Through entrustment by the New Energy and Industrial Technology Development Organization (NEDO), and in cooperation with the Japan Fine Ceramics Center (JFCC), the Research Center for Advanced Carbon Materials of the National Institute of Advanced Industrial Science and Technology (AIST) has been carrying out “Research and Development of Frontier Carbon Technology,” and has succeeded in the development of a new super-hard phase of nanotubes.

Diamond is considered to be the hardest insulator material, and it is well known that graphite transforms into diamond under conditions of high temperature and high pressure. Using monolayered nanotubes, we have succeeded in the synthesis of a new super-hard phase with electric conductivity under conditions of high pressure at room temperature.

Bundles of monolayered nanotubes 1.2 to 1.3 nm in diameter were used as samples. Pressure up to 54 GPa was applied using a diamond anvil cell, which can induce shear deformation. In the range of pressure from 14 to 19 GPa, a transition phase was observed, and the new super-high phase appeared when pressure exceeded 24 GPa. Hardness was evaluated by comparing results from hardness measurements of other high-pressure specimens. The results show that high pressurization of monolayered nanotubes induces transformation of these nanotubes into a new super-hard material (highly pressurized nanotube material) with a maximum hardness comparable to the hardness of diamond.

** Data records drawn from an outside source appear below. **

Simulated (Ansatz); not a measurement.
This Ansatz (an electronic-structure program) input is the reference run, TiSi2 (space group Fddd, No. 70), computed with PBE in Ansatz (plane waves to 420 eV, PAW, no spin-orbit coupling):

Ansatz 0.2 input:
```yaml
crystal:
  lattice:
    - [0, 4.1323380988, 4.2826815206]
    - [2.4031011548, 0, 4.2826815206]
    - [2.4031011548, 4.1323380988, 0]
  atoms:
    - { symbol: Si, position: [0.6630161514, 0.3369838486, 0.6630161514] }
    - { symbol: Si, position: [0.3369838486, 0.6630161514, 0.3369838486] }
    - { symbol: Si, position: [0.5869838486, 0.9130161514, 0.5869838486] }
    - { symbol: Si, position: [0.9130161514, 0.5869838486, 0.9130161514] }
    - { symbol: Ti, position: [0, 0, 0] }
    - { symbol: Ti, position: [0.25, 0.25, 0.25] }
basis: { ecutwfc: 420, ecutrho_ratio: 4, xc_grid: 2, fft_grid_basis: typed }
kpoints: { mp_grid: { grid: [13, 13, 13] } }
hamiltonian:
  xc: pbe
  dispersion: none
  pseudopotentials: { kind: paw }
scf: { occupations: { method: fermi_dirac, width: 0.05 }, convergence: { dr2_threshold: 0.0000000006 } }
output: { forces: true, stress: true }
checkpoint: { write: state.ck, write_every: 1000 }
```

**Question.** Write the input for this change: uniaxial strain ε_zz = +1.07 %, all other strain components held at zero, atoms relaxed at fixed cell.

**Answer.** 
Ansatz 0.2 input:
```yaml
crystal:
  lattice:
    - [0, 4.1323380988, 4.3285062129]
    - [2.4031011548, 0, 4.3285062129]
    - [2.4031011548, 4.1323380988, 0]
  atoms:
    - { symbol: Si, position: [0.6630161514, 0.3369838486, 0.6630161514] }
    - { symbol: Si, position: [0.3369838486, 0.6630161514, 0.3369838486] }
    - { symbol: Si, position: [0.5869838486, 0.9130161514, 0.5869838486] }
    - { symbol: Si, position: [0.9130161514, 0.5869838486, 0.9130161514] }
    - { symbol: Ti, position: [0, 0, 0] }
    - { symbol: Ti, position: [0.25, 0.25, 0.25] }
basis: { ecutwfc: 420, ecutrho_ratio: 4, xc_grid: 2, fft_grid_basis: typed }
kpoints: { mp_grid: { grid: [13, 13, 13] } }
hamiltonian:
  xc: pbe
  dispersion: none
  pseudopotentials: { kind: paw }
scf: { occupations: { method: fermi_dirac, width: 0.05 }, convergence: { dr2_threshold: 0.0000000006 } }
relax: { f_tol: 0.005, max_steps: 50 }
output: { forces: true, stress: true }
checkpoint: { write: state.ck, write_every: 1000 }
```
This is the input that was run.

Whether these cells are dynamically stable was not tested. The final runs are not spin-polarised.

The bulk modulus of the highly pressurized nanotube material is in the order of 462 to 546 GPa, surpassing the value of 420 GPa for diamond.

High expectation is set on the thermal conductivity characteristics of this highly pressurized nanotube material, and the fields of application could extend to boards for SAW devices, processing chips, tools, tribological materials, heat sinks, etc.

Future Trends

It has been demonstrated that application of high pressure (over 240,000 atmospheres) at room temperature to monolayered nanotubes results in an ultra-hard phase. The next step will be to further advance the research on crystallization, and, after accurate measurements of hardness, x-ray diffraction analysis of the crystal, the electron energy loss spectroscopy (EELS), measurements of electric conductivity, etc., to identify the structure and characteristics of this phase. Finally, we aim to develop processing methods that allow mass production and widen the field of application of this material.